Many thanks to Chris Su who sent me the image below. It comes from the Shashin Shuho (写真周报) (Photo News Weekly), vol.2, no. 22, 13 May 1942. The Photo News Weekly, was a Japanese pictorial magazine published during the Japanese occupation. Apart from a photograph showing Japanese soldiers celebrating around the 6″ gun at Smith Point, these are the only known photographs from Christmas Island during that occupation.
The following is a translation (in bold) from the Japanese by Miss Lee Hui Yin. It is taken with the kind permission of John Hunt from his book “Suffering through strength“. Reading clockwise, starting from the upper right corner of the image above.
Soldiers marching from Flying Fish Cove most likely on the day they landed, 31st March 1942.
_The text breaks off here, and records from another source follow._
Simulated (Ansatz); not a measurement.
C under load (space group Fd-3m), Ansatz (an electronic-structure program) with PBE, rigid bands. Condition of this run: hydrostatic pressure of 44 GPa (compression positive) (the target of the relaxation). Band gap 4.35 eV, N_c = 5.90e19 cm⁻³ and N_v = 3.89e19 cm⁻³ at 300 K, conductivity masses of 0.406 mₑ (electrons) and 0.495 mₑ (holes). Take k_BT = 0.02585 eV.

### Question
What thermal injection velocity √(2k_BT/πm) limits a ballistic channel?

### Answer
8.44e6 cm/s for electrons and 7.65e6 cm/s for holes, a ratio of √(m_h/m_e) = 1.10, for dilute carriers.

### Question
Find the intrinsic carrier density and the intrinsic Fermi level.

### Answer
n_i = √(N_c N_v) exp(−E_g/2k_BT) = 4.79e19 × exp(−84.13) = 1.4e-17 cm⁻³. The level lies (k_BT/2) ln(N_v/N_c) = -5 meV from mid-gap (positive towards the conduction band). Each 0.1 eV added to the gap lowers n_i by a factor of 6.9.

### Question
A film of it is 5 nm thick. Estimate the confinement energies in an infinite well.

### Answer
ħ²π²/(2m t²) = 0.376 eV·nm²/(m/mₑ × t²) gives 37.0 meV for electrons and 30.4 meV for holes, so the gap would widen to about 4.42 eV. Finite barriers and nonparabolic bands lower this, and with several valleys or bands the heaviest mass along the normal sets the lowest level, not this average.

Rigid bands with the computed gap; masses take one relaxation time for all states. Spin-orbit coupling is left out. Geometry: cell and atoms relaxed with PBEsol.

Although it was not a Christmas gift, the small island called Christmas Island was a small island occupied by the British. The accumulative bombardment by navy warships caused white flags to be hoisted in surrender all over the island in the last ten days of March. Situated south of Java, it is the size of a dot and sesame seed. The island rich in ground resources is about a quarter of the size of Syonanto [Singapore]. The whole island is made of limestone. Although Christmas Island is small in size, it is immersed in the attention of the world because there is an unlimited supply of phosphate rocks which are indispensable as a basic ingredient for manufacturing phosphate fertiliser. Immediately upon landing, our naval forces recognised the value of the island, and with the co-operation of the local people, started mining operations for phosphate rocks with the aim of providing quality fertiliser for the barren inland.
In the phosphate quarry, Japanese Soldiers celebrate the taking of Christmas Island
Discovery of phosphate regions all over the island. With this fertiliser, the inland may be opened so the infantry soldiers shouted ‘banzai’ [cheered].
The Islanders loading bagged phosphate
There is a phosphate mountain!
The Christmas Island workforce are being addressed by Japanese Officers. Probably on the first day.
[Name not known] team leader telling the Chinese, Indian, Indonesian islanders about the Great East Asian War.
At the ‘Islander’ pier.
Approximately 1500 tons of phosphate rocks derived from Christmas Island transported with the help of the islanders.